I hope this newsletter finds you well and doesn’t rock your boat too much. Or maybe that’s okay if it does…
Page 2: Local Business Spotlight: “Bottles”
Nestled just next to the Rocket Bakery in Millwood you can find one of my favorite hangouts on a Friday or Saturday night. Earlier this month, I had the chance to interview a couple of the owners:
Q: What inspired you to open Bottles?
A: Bottles opened in May of 2008 when six friends who enjoyed wine and beer got together and believed that a beer/wine store in Millwood would be a great opportunity for them to share what they loved with others. Bottles has evolved over the years and new partners, Josh and Jen Robson, joined two of the original partners, Gilbert and Mariann Davis, in January of 2015. Today, you can enjoy a pint of beer or a glass of wine while visiting with friends or watching the big screen television. The patio debuted last year and was a huge success. Watch for the patio again this year. Food trucks are being planned along with many wine and beer tasting events. Come join the fun!

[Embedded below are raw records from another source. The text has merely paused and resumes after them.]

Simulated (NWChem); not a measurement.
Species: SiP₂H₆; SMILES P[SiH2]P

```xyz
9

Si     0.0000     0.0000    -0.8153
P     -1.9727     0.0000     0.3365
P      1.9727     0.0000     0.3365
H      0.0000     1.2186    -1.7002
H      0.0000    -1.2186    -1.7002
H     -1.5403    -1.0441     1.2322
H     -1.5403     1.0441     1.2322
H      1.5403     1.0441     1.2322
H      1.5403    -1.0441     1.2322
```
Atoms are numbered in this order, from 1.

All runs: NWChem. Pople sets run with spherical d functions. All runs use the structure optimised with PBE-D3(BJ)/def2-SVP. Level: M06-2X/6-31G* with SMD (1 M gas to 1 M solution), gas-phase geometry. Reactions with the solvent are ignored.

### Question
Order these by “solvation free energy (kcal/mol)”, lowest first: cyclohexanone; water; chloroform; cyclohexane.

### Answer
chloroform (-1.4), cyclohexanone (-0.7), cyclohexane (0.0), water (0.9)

Q: How many beers, wines and ciders do you carry?
A: We have over 1,200 wines, over 425 beers and over 30 ciders. If you don’t see it, let us know and we’ll try to special order it for you.
Q: How many beers and ciders to you have on tap?
A: We have 18 rotating tap handles, with two of them dedicated to ciders. We often have specialty beers on tap as well, and growler fills are also available.
Q: Can you give us a few staff favorites?
A: Staff favorites abound, so don’t be shy in asking. Our Wine of the Month is a great introduction and is always well priced.
Q: What do you like best about owning Bottles?
A: Several items jump to mind, but it is the people, the town of Millwood and just interacting with customers who enjoy beer and wine. We love our beer and wine tastings because that provides us with the opportunity to introduce our customers to beers/wines and help broaden their beer/wine experience. Beer/wine tasting is an awesome way to learn and find out what you like.
Q: Anything else you’d like to highlight about the business?
A: We greatly appreciate the support from the Millwood neighborhood and appreciate the loyalty of many of our repeat customers. We invite you to stop by and enjoy a pint or glass of wine soon. Friends meet friends at Bottles and often new friendships are formed by just chatting with the people at the next table. Bottles is a friendly, locally owned spot to sit with friends or if you don’t know what you are looking for, we can provide assistance. Drop by and see us soon and watch for the launch of our website! Don’t forget to “like us” on Facebook!
Mention this article when you swing by Bottles and receive 15% off up to 3 bottles of wine! Also, mix-and-match 6-packs are always 10% off. Enjoy!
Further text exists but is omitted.